The strange odyssey of S. 743: Whistleblowers finally get some help

Sometimes there’s actually good news from Capitol Hill. This time around it’s that a bill protecting federal workers who act in the public interest by reporting waste, fraud, or abuse is now the law of the land. It was just this past November [2012] when the Whistleblower Protection Enhancement Act (WPEA, S. 743) finally navigated its way to passage. Not only did it pass. It was unanimously approved.

Hold your applause, though. Unanimous approval in 2012 followed fourteen years of debate. Fourteen years of procedural warfare would actually be a more accurate description of the saga.

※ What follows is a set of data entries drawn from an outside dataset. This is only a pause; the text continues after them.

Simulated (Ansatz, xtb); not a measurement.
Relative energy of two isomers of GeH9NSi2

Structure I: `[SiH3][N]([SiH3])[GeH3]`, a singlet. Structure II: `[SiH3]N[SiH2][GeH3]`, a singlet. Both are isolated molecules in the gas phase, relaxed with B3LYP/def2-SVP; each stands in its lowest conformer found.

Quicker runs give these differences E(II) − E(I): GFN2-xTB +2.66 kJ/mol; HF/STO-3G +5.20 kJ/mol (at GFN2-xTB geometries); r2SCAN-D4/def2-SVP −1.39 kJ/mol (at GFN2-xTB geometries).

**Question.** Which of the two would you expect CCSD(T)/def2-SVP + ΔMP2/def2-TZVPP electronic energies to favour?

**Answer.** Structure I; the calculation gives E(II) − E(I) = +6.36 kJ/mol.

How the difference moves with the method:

Let’s put those fourteen years in context. Fourteen years is four years longer than it took the hero Odysseus to wend his way home after the wars. Fourteen years is twice as long as it took James Joyce to write his journey masterwork, Ulysses. And even though the whistleblower act didn’t have to battle sea monsters nor the entrapments of seduction, it did face other daunting obstacles before securing passage.

In fact, during four consecutive congressional sessions, the bill seemed poised to pass when last-minute, off-the-floor shenanigans scuttled the deal. During one infamous session, in the final hours of the final day of the 2009–2010 session, members of Congress on both sides of the aisle were stunned when an anonymous final-hour secret hold killed the bill. This was how the debacle was reported by the Government Accountability Project:

Earlier that month, the Senate had passed the . . . WPEA by unanimous consent. By midday, the legislation had also passed the House of Representatives, again by unanimous consent, with certain protections stripped. Headed back to the Senate, passage was expected to be merely a formality to a bill that was a decade in the making.

Instead, the legislation was sabotaged by one (or more) senator’s anonymous secret hold, a sinister tactic that allows for a senator to halt legislation from being voted on while remaining anonymous.

Who, you might ask, would oppose a common-sense bill that protects federal workers who just want to assure the honesty and efficiency of the day-to-day workings of our government? Look no further than inside the halls of bureaucracy themselves. According to Government Accountability Project Legal Director Tom Devine, “government managers at all levels made pleas and repeatedly blocked the bill through procedural sabotage.”

The shock and anger at the secret hold was so intense that NPR’s “On the Media” and the Government Accountability Project together launched the “Blow the Whistle Project.” Harnessing the power of what progressive historian Howard Zinn called “small acts” rather than “grand, heroic actions,” individual listeners of three hundred public radio stations across the country called their senators to ask them if they were responsible for the secret hold. In the end, through basic, grassroots organizing and committed individuals taking a few minutes to make phone calls, the project was able to narrow down the search to two senators—Jeff Sessions (R-Alabama) and Jon Kyl (R-Arizona)—who might have been responsible for the secret hold.

In the end, the more responsible urges of our elected officials prevailed. What this means is that today, the protections of the Whistleblower Protection Enhancement Act are helping federal employees breathe a bit easier, knowing that if they see something they can say something—without fear of punishment or censure. And when our federal workers—who work for us after all—are able to fulfill the obligations of their jobs without fear, we all benefit.